Emerging Growth Company ¨
If an emerging growth company, indicate by check mark if the registrant has elected not to use the extended transition period for complying with any new or revised financial accounting standards provided pursuant to Section 13(a) of the Exchange Act. ¨
Item 5.02 Departure of Directors or Certain Officers; Election of Directors; Appointment of Certain Officers; Compensatory Arrangements of Certain Officers.
(d)
On August 9, 2019, the Board of Directors (the “Board”) of Immersion Corporation (the “Company”) increased the size of the Board from six directors to eight directors, and, following the recommendation of the Company’s Nominating and Corporate Governance Committee, appointed Mr. William Martin and Mr. Matthew Frey, to each serve as Directors of the Company until the Company’s 2020 annual meeting of stockholders.

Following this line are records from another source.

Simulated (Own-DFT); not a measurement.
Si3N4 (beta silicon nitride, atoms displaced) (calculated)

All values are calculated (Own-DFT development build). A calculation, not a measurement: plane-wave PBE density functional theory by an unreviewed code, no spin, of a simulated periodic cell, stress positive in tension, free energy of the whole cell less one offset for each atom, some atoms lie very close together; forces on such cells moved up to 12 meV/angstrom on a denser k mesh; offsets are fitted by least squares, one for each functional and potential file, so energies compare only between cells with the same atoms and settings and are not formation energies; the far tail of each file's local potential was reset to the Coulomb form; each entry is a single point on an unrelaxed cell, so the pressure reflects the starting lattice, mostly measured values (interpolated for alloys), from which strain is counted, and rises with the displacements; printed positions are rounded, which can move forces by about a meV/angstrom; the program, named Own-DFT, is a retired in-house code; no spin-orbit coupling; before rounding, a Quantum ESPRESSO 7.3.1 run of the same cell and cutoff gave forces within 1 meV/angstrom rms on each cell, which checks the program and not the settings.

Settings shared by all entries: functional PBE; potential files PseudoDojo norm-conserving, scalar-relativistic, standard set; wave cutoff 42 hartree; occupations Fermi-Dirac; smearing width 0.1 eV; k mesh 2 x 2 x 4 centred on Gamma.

Mr. Martin is the Chairman, Chief Investment Officer, and Founder of Raging Capital Management, LLC, an investment firm located near Princeton, New Jersey. He has extensive experience as a board member, investor, and entrepreneur. He has served on numerous public company boards, including nine years on the board of Bankrate, Inc., which was acquired in 2009; the board of Salary.com, Inc., which was acquired in 2010; and the board of Vitesse Semiconductor Corp., which was acquired in 2015.
Mr. Frey has more than 25 years of experience leading and advising public companies. Currently, he is the Chief Financial Officer of Qumulo, Inc., the leader in enterprise-proven, hybrid cloud file storage. Prior to Qumulo, he was CEO of Optimum Energy and a board member at Vitesse Semiconductor. He has also held executive leadership roles at World Wide Packets (acquired by Ciena for $300 million) and Data Base, Inc.
There are no arrangements or understandings between Mr. Martin, Mr. Frey and any other person pursuant to which Mr. Martin or Mr. Frey were selected as Directors nor are there any transactions between Mr. Martin and the Company or Mr. Frey and the Company that would be reportable under Item 404(a) of Regulation S-K promulgated by the Securities and Exchange Commission.
In accordance with the Company’s non-employee director compensation policy, as disclosed in the Company’s proxy statement for the 2019 Annual Meeting of Stockholders, each of Mr. Martin and Mr. Frey will receive: (i) an annual retainer fee of $25,000; (ii) an initial grant of restricted stock awards having a value equal to $125,000 on the date of the previous annual shareholder meeting, prorated based on the number of days since the previous annual shareholder meeting, 100% of which will vest on the first anniversary of the grant date; and (iii) an annual grant of restricted stock awards having a value equal to $125,000 on the date of the annual shareholder meeting, 100% of which will vest on the first anniversary of the grant date.
Mr. Martin and Mr. Frey will also be executing the Company’s standard form of indemnification agreement.
SIGNATURES
Pursuant to the requirements of the Securities Exchange Act of 1934, the Registrant has duly caused this report to be signed on its behalf by the undersigned hereunto duly authorized.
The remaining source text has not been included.